Wednesday, May 2, 2012

Lunch Week 15: Kamut Stew

So every Sunday, I head over to the kitchen to whip up a big batch of food for lunch next week. Yes, I brown bag. And I almost always do it, unless I become too busy to even buy cold cuts from the deli. I do it for several reasons being health, finance, and laziness. Now, you may think that spending hours on a day off to prep and cook five meals at once is hardly lazy. But let me remind you, I hate it when the time comes to decide what to eat for lunch every day. I work in Midtown so the choices are endless. My problem, the more choices, the harder it is for me. So it's much easier for me to have my lunch ready and already decided.

So my lunch for the week: Kamut Stew
This week's lunch was more about cleaning out the kitchen than making something really good. I'm trying not to buy new ingredients especially when I have unused things both in the refrigerator/freezer and pantry. So I looked through what I had and found an unused bag of dry kamut from my Ancient Grain demonstration from last year. Hmm, it reminded me of this farro recipe I had seen earlier. So I decided to finally use it in a stew type dish filled with vegetables and sauce with homemade marinara and leftover red wine beef sauce.

First thing I did was cook the kamut because it takes about an hour and a half on the stove. Just fill the pot with water, bring to boil, add salt, and kamut. The back of the bag shows the proportions (3 cups of water per 1 cup of dry kamut). Boil and simmer for approximately an hour and half until soft.
 While that cooked, I prepared the stew. I chopped up carrots, fennel, onions, celery, and garlic.

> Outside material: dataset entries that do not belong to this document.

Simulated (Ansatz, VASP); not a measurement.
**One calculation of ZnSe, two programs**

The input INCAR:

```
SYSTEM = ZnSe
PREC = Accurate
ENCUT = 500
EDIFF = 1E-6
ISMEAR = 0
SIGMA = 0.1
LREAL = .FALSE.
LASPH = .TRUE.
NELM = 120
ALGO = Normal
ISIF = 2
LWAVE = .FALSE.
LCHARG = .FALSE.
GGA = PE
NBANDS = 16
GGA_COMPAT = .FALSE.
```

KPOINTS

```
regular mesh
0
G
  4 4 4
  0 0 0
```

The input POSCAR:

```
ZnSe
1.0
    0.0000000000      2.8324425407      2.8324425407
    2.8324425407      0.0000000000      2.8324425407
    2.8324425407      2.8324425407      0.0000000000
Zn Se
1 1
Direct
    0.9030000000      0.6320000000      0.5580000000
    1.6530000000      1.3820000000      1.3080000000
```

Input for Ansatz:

 Into a large pan to cook down until very soft.
Then I added marinara sauce, red wine beef sauce, and leftover veal osso buco sauce. It was pretty much whatever I was still storing in the freezer.
I let that come to a simmer then I added frozen spinach and the cooked kamut.
Last step, is the leftover cheese which was grated mozzarella and crumbled feta cheese. This added a rich creaminess to the dish without making it cheesy. It was almost like adding cream.
So how did it taste? Meh. The hodge podge of ingredients wasn't anything exciting and tasted like a rich vegetable soup. The kamut is nutty and added lots of great chewy texture. Be warned though, it is extremely filling. It feels as if it expanded in my stomach. I ate lunch at 1pm and wasn't hungry until 9pm that night. So I guess if you're looking for a filling carb, this is it.